How handle huge file using REXX execio

Prosenjit001 · New User Joined: 02 Nov 2011 Posts: 14 Location: India

I have one huge dataset , I want to read that dataset and parse based on some condition . But I am getting an error , due to execio unable process that huge dataset

, Is there any other alternative to process huge files usingREXX ?

dbzTHEdinosauer · Posted: Wed Nov 02, 2011 3:53 pm

if it just has to be in rexx, instead of a more appropriate utility, such as sort,
which has amazing parsing capabiliites,
just read on record at a time,
parse,
then write the record.

that way you don't have an input or output stem overflow/size problem

Bill O'Boyle · Posted: Wed Nov 02, 2011 4:14 pm

REXX was not designed for this amount of I-O.

You should follow Dick's suggestion, use a REXX alternative and abandon this folly....

Mr. Bill

Prosenjit001 · New User Joined: 02 Nov 2011 Posts: 14 Location: India

Actually my problem is , file layout is not properly defined , fileds in the file are separated my '~' , if some fields are missing then then there is blank

File looks like -

aaaa~bbb~cc~dddd
a~~ cccc~dd
~aa~cc~ddddd

dbzTHEdinosauer · Posted: Wed Nov 02, 2011 4:23 pm

actually, the problem is your limited skill set.

suggest you spend a few moments looking at the sort manual.
As I said, sort parsing capability is amazing
and the type of parsing that you have indicated, is not hard.

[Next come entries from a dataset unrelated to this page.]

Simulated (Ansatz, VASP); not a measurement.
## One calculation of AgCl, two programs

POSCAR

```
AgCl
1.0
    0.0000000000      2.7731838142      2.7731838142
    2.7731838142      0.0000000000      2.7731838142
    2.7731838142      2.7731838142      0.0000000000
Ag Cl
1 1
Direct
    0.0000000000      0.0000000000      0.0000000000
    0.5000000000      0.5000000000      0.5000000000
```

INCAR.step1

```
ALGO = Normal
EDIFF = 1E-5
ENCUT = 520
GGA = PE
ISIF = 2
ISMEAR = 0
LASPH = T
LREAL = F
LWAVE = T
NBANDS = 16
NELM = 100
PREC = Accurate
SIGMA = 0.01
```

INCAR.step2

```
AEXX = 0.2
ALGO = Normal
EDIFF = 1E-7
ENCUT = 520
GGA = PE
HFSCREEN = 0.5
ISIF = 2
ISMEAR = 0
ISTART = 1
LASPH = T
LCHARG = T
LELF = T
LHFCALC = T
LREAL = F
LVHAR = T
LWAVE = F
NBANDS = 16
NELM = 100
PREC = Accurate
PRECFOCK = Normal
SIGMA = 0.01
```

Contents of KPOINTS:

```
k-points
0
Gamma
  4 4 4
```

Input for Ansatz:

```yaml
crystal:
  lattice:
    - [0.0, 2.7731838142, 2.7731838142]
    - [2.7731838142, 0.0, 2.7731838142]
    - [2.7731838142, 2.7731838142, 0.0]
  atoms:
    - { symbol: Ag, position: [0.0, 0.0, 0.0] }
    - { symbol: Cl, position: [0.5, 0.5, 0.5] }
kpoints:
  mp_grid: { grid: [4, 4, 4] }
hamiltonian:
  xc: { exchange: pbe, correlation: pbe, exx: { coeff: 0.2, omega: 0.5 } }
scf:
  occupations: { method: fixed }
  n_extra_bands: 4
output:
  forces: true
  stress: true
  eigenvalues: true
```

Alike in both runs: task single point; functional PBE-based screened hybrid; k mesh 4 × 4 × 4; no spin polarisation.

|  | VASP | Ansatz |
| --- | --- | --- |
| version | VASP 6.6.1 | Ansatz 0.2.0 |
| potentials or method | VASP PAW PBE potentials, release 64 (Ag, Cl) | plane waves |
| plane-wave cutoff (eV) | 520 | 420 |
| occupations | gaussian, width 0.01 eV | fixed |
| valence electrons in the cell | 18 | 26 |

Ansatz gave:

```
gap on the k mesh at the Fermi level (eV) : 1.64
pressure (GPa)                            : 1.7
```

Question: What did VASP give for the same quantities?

Marso · Posted: Wed Nov 02, 2011 7:03 pm

dick scherrer · Posted: Wed Nov 02, 2011 7:48 pm

Hello,

If you are not able to do what you want with your sort product, this would be a very simple bit of cobol code. . .

Read
Unstring
Process

That's all. . .

enrico-sorichetti · Posted: Wed Nov 02, 2011 7:52 pm

it would be nice if the TS could explain better the requirement
ok for the input ( pretty easy to understand )
but... what about the output expected ?

enrico-sorichetti · Posted: Wed Nov 02, 2011 8:00 pm

the suggestion not to use EXECIO to process huge files belong to the same category of the suggestion about not using huge stems.

Ed Goodman · Active Member Joined: 08 Jun 2011 Posts: 556 Location: USA

A slight hint: The Execio statement does NOT have to read all records at once. You can read as few as one record at a time.

jerryte · Posted: Fri Nov 04, 2011 11:31 pm

Prosenjit,

If you do "EXECIO * DISKR" then it copies the entire dataset into memory. The larger the file the more memory is needed. Thus a very large file will cause an abend.

I would suggest to do something like "EXECIO 1000 DISKR" which will read 1000 records at a time. Then check for RC = 2 which means end of file. Code the logic to process the 1000 (or less when EOF) and then read the next 1000. Use a stem variable to make it easy.
NOTE: you could read one record at a time but this would take a long time to execute given that your file is large. Do 1000 or more at a time.

Hope this helps.

dick scherrer · Posted: Fri Nov 04, 2011 11:42 pm

Hello,

There is no good reason to process a "huge" file using rexx - no matter how the file is read (little at a time or all at once). . . Indeed, if the file is huge and there is considerable "work" to do with each record, the cpu requirement will be most unattractive (possibly unacceptable by the management).

If the sole purpose of your process is to reformat the records, you can do this easily with your sort product or a simple COBOL program that reads a record, UNSTRINGs the record based on the tilde delimiter (~), and writes a new file with the reformatted data.

JPVRoff · Posted: Thu Nov 10, 2011 11:54 am

dick scherrer · Posted: Thu Nov 10, 2011 8:36 pm

Hi Jonathan,

Good to "see" you here

don.leahy · Posted: Thu Nov 10, 2011 9:29 pm

My own rule of thumb is that if you cannot comfortably use EXECIO * then you should probably consider using something other than Rexx.

As others have noted, you can work around that, but EXECIO n does not scale up very well. Even when you find an optimum value of n, the performance won't be very impressive compared to other approaches.